10/6/202518 min read

You've grasped what options are and why they can be powerful tools. Now, let's pull back the curtain and look at the real-world stage where all this action happens. How do you actually find, compare, and trade options? What do all those numbers mean on your screen?

Section 3: Options Market Basics

This section is your essential guide to navigating the options marketplace. We'll explore:

  • Where options are bought and sold.

  • How to read the comprehensive "options chain" – your menu of available contracts.

  • What defines the prices you see on your screen, including the important "bid-ask spread."

Get ready to understand the practical mechanics of the options world, preparing you to confidently use your trading platform.

1. How Options Are Traded: The Marketplace

Unlike directly buying shares of a company from that company (which is generally done through primary offerings), options are traded on specialized financial exchanges, much like stocks.

1.1 Options Exchanges

Options are traded on various options exchanges around the world. In the United States, for example, major options exchanges include:

  • Chicago Board Options Exchange (CBOE): One of the largest and oldest options exchanges.
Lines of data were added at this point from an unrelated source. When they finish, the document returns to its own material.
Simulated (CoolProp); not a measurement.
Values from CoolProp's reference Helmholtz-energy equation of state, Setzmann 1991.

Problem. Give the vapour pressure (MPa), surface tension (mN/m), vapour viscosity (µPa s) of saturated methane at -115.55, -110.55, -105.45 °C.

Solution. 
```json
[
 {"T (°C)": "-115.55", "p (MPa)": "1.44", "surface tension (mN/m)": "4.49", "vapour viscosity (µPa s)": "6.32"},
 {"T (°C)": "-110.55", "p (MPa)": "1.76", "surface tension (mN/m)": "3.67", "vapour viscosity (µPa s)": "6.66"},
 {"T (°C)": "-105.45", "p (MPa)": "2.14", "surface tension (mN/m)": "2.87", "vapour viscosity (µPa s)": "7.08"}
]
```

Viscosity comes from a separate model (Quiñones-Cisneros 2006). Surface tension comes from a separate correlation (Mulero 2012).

  • Nasdaq Options Market (NOM)

  • NYSE Arca Options

  • Philadelphia Stock Exchange (PHLX)

These exchanges provide a regulated marketplace where buyers and sellers can meet and trade options contracts. They ensure fair and orderly trading by setting rules and facilitating price discovery.

1.2 The Role of Your Brokerage Account

As an individual trader, you don't directly access these exchanges. Instead, you open an options trading account with a brokerage firm (like Charles Schwab, Fidelity, Interactive Brokers, Robinhood, Tastytrade, etc.). Your brokerage firm acts as an intermediary, sending your buy and sell orders to the options exchanges on your behalf.

Permissions: Be aware that trading options often requires specific permissions from your brokerage due to the leverage and risks involved. You'll usually need to apply for and be approved for certain "options trading levels," which dictate which strategies you're allowed to use.

1.2.1 Types of Brokerage Accounts and Options Trading Levels

Before you can start trading options, you'll need to open an account with a brokerage firm and typically get approved for specific "options trading levels." Brokers do this to ensure that traders understand the risks involved with different options strategies.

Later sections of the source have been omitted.